Sundance Review: Jennifer Kent’s ‘The Nightingale’ is unflinchingly brutal

‘The Babadook’ director returns with a great but hard-to-watch Outback epic

Editor’s Note: Vanyaland’s Nick Johnston is out in Utah all week long covering the 2019 Sundance Film Festival; click here for our continued coverage from the fest and also check out our official preview.

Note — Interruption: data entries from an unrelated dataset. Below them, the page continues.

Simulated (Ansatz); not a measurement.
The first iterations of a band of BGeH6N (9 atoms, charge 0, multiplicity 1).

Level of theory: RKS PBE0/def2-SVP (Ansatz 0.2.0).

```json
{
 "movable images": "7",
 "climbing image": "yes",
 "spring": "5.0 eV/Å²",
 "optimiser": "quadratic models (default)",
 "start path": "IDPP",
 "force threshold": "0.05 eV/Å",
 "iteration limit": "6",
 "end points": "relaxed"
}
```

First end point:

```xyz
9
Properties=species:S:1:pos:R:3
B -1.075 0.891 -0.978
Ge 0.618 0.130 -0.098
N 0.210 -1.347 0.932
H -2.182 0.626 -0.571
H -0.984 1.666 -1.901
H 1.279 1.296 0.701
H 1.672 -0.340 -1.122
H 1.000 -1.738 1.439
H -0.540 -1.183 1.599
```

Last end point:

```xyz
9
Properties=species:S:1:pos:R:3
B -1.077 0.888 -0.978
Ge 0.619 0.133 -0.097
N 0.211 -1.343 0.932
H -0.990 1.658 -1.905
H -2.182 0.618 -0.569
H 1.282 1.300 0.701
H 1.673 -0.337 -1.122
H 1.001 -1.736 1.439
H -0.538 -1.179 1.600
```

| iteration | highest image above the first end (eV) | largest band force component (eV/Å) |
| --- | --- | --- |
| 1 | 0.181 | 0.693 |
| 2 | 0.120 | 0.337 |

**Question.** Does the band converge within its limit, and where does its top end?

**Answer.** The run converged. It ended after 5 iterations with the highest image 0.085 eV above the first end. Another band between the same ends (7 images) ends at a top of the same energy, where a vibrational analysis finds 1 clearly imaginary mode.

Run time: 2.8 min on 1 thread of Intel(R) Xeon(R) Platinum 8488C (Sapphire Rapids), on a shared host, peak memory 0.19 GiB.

If ever there were a film that deserved a specific set of trigger warnings outside of the normal MPAA rating systems, it would be Jennifer Kent’s latest nightmare, The Nightingale, which is about as far as one can get away from her previous film, the now-beloved horror flick The Babadook. So consider this yours: There will be frank mention of sexual assault and colonialist violence, because there’s frankly no way to write about this absolutely devastating movie without giving mention to its content.

Seriously, turn back now.

But if one can look past that — and you should feel no shame whatsoever if you can’t — The Nightingale is essentially an Aussie Come and See, in that it depicts the utter shameful terror of living under English rule in the Outback in the 19th century. It boasts incredible work from its two leads, Irish powerhouse Aisling Franciosi and the film’s true standout, Native actor Baykali Ganambarr, as well as solid work from Hunger Games star and heartthrob Sam Claflin, who is perhaps going to have that title soon revoked in the minds of the public a la Anthony Perkins after murdering Marion Crane in the Bates Motel’s shower. But, more importantly, it sheds light on atrocities unfamiliar to a global audience or for those not aware of the totality of the state-inflicted violence of all kinds upon Australia’s aboriginal and prisoner populations, and it is an incredible but terrible-in-content film.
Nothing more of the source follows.